A mechanism for fiscal transfers would move the euro zone a step closer to a fiscal union, especially if the mechanism of loans for reforms were to form the nucleus of a euro zone budget, so far only cautiously referred to by policymakers as the euro zone’s “fiscal capacity”.

It is not clear what time-frame the loans would be offered for, or what the limit on the size of any loan would be.

The loans would not be available to countries running excessive economic imbalances or currently under a bailout. However, an official briefed on the document said a country like Ireland could, for example, request a contract and if approved, benefit from the cheap loans.

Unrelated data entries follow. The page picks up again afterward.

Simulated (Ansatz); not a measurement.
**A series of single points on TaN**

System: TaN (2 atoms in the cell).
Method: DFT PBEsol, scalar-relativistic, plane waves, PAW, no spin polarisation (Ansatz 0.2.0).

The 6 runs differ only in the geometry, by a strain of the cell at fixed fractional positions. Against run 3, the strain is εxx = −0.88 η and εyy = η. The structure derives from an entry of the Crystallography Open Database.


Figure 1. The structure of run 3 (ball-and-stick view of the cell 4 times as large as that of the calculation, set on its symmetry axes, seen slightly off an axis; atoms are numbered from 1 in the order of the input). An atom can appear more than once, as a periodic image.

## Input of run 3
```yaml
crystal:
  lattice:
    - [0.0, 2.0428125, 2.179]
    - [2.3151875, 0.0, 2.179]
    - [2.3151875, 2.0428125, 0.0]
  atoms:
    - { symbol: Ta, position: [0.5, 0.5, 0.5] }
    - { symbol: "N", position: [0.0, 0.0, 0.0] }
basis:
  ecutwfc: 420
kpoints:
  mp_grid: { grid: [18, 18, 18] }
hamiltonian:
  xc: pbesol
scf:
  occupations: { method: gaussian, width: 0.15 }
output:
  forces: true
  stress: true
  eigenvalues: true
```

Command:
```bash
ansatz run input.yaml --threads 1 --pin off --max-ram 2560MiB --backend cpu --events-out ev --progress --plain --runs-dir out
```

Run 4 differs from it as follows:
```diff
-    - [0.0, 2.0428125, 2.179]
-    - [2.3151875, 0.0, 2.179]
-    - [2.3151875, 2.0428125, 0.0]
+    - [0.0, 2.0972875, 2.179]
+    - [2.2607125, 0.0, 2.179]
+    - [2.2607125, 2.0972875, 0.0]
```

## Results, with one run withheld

While there were no details on how the loans could be financed, one possibility, the official indicated, might be for the euro zone’s rescue fund, the European Stability Mechanism, to raise money on international markets and on-lend capital to a contracted member state, although the exact framework and process of the lending is yet to be finalised.

Euro zone officials said that the lack of clarity on financing was the main weakness of the proposal and that discussions on it could only move forward once the issue was clarified.

“The proposal as submitted is hardly acceptable as it lacks clarity on how you finance such an instrument,” one senior euro zone official said.

“How are we going to finance this? From the EU budget? Because these won’t be small amounts ...” the official said, also pointing to the rise in public debt that such loans would entail.